Double Smoked Ham

Ken

Member
It's a Christmas ham this year and I'm going to give it a bit more smoke.  I've had really good luck using a Weber kettle on low heat with a bit of extra wood for flavor.  I use a two stage fire and match the wood to the original, apple in this case.  My ham is fairly straight forward. It's boneless, 5.5 pounds, and low sodium.  My plan is to set my model 1 at 225 to a IT of 130, glaze it at 120, take it out and wrap it.  The IT should come up to about 140 during the rest. 

Any ideas or experiences?
 
I do the hame much the same as you described each Thanksgiving.  Never a problem.  Always good eats.
 
This is the recipe that I have been using the last few years with excellent results.

1. Coat the outside of our ham with Honey Dijon mustard and then lightly dust your ham with brown sugar. (Don’t go to heavy here, you will come back and add another, heavier coating of brown sugar later.) This will create a “paste” on your ham.

2. Add a few chunks of wood to your smoker and smoke the ham for two (2) hours at 225 degrees. After 2 hours take it off the smoker and wrap in aluminum foil. Before you close the aluminum foil completely, you want to baste the ham with pineapple juice.

3. Once I have basted the ham with pineapple juice and wrapped it in aluminum foil, I place it back on the smoker and allow it to cook for another hour at 225 degrees.

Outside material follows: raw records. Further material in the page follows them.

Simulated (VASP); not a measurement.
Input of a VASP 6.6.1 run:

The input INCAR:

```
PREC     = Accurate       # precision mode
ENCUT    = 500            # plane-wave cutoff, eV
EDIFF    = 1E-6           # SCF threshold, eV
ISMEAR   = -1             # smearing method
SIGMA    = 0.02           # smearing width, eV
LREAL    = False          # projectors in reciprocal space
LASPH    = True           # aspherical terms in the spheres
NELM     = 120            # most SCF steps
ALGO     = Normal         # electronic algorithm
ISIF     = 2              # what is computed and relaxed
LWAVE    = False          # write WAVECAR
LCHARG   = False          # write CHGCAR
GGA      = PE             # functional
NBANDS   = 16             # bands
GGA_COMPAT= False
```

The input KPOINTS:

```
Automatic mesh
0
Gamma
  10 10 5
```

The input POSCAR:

4. Unwrap the top of the ham, but keep it sitting in the foil to keep the juices from spilling. Now that the ham is exposed, sprinkle brown sugar over the entire outside again. Once your ham is covered in brown sugar, spray it really well with the pineapple juice. This will cause the brown sugar to dissolve and the heat from the smoker will create a delicious glaze. Place back on the smoker for another hour while you allow the sugar and the juice to create your glaze.

5. At the four hour mark your ham is ready to come off of the smoker and loosely tent with foil while you allow it to rest for 20-30 minutes before carving.